Smoke from distant fires creates colorful sunrise in Iowa
JOHNSTON — Iowans who happened to be up for sunrise today got a rare treat. Smoke from wildfires in Alberta, Canada, is filtering high over Iowa and it’s making the sun appear as a golden-reddish-orange ball.
Meteorologist Brooke Hagenhoff, at the National Weather Service, says the phenomenon should be visible at sunset tonight, too, and for that matter, the sun and sky may look unusual all day, perhaps longer.
“It’s really making kind of that reddish look to the sky. It’s gonna look pretty hazy most of the day,” Hagenhoff says. “Right now, it looks like that hazy sky’s going to hang on at least through tomorrow. We do have a cold front coming through on Thursday with some thunderstorms that may help to push some of it out as we get into the end of the week.”
Iowans who have certain health issues and difficulty breathing should not feel any ill affects from the smoke, as it’s far up in the atmosphere, perhaps 20,000 feet up. Plus, she says, it doesn’t even smell like smoke outside. “In the afternoon, sometimes this time of year, whenever it’s warm, you can get some deeper mixing as the ground kind of warms up. That could start to pull some of it down, but again, just how much is kind of an unknown,” Hagenhoff says. “So just something to use caution. Of course, there are air quality products out there so anyone with concerns would want to check to see what those levels may be.”

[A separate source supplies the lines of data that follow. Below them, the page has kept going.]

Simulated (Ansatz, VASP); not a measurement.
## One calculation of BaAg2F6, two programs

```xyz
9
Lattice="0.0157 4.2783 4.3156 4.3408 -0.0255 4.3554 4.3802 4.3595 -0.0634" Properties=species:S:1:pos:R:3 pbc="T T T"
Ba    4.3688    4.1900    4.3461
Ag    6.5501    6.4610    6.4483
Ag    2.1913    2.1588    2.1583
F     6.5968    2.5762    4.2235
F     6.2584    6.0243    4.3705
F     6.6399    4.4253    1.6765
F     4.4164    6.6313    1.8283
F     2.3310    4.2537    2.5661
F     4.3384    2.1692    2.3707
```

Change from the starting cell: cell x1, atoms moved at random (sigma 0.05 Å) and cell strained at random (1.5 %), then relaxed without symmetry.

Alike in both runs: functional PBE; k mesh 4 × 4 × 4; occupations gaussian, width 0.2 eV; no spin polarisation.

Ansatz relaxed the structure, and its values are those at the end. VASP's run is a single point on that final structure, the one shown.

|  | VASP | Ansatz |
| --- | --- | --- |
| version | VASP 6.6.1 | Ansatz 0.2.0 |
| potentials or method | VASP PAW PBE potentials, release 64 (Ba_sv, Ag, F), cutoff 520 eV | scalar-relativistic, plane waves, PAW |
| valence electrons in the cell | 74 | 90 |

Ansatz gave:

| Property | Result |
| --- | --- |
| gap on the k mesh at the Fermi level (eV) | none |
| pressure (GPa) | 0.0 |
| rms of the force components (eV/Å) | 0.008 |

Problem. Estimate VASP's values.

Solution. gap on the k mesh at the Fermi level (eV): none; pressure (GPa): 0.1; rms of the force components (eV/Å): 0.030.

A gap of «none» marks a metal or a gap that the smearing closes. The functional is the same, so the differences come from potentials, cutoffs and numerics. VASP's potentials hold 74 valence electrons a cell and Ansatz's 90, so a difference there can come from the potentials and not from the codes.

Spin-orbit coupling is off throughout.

There are at least 90 wildfires now burning in Canada with more than 20 of them out of control. More than 20,000 Canadians have been evacuated from their homes because of the fires, and cities like Calgary are under alerts due to poor air quality. Hagenhoff doesn’t anticipate anything similar here and the smoke is so high aloft, it doesn’t even appear on radar over Iowa. The odd-looking sky could persist, though.
“Because it’s such a small-scale thing with the fires in Canada, and how that’s going to interact with our systems, and how it gets drug down,” she says, “it’s a little tough to kind of figure out exactly where we’ll be with any kind of length into the future past a couple days.” The federal government runs a website called simply, AirNow, and it’s focused on fires and smoke.
The site includes a color-coded map through which you can zoom in on individual Iowa counties to check on air quality.